Bonds Fever: The Movement of Funds From Equities to Bonds

by Tahnia Oginga

In a financial twist that has the Kenyan markets, a capital shift from equities to bonds took center
stage. Over the past week, the equities market witnessed a significant net foreign outflow totaling KES 281.43Mn down from net inflows of KES 11.13Mn the previous week, as investors flocked towards the allure of bonds.

The catalyst for this movement can be partly attributed to the bond repurchase initiative in the
international capital markets that sparked a frenzy among investors. This repurchase, with an enticing interest rate of 9.75% and a mouthwatering yield of 10.375%, proved irresistible to both domestic and foreign investors alike. The repurchase saw an oversubscription, attracting a total investment of $1.5 billion.

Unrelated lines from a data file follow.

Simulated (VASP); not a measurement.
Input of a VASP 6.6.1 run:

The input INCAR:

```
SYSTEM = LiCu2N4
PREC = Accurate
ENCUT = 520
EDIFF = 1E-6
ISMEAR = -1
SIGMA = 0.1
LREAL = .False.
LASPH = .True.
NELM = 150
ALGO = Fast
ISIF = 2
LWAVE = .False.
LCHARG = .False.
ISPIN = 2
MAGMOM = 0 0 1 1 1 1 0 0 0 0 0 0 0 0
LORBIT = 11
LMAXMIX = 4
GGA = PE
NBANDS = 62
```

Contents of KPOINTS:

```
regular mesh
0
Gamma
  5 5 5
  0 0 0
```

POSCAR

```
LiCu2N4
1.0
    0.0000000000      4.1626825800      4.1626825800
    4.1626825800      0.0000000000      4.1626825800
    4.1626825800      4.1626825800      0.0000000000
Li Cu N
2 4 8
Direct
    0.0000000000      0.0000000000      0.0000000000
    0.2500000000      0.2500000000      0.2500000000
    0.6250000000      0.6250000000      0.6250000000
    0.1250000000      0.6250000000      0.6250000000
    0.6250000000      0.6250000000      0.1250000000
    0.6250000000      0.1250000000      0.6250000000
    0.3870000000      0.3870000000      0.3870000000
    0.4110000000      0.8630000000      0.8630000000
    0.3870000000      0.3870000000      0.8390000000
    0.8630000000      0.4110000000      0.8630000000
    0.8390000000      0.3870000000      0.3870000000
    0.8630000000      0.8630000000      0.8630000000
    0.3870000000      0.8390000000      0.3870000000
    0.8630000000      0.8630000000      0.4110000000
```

What does this mean for the financial landscape? It’s a clear indication of a shifting tide. Investors,
seeking stability and guaranteed returns in uncertain times, abandon the volatility of equities in favor of the security and predictability offered by bonds. The net foreign outflows from equities underscore the nature of this trend, as investors pivot towards safer assets. It’s a move that speaks volumes about investor sentiment and the risk appetite in today’s markets.

But amidst the fervor for bonds, a glimmer of anticipation emerges on the horizon. We anticipate net foreign inflows in the coming week to ebb towards the equities segment as macroeconomic indicators show signs of improvement. As consumer demand begins to strengthen and growth within the country gains momentum, investors may find renewed confidence in the prospects of equities.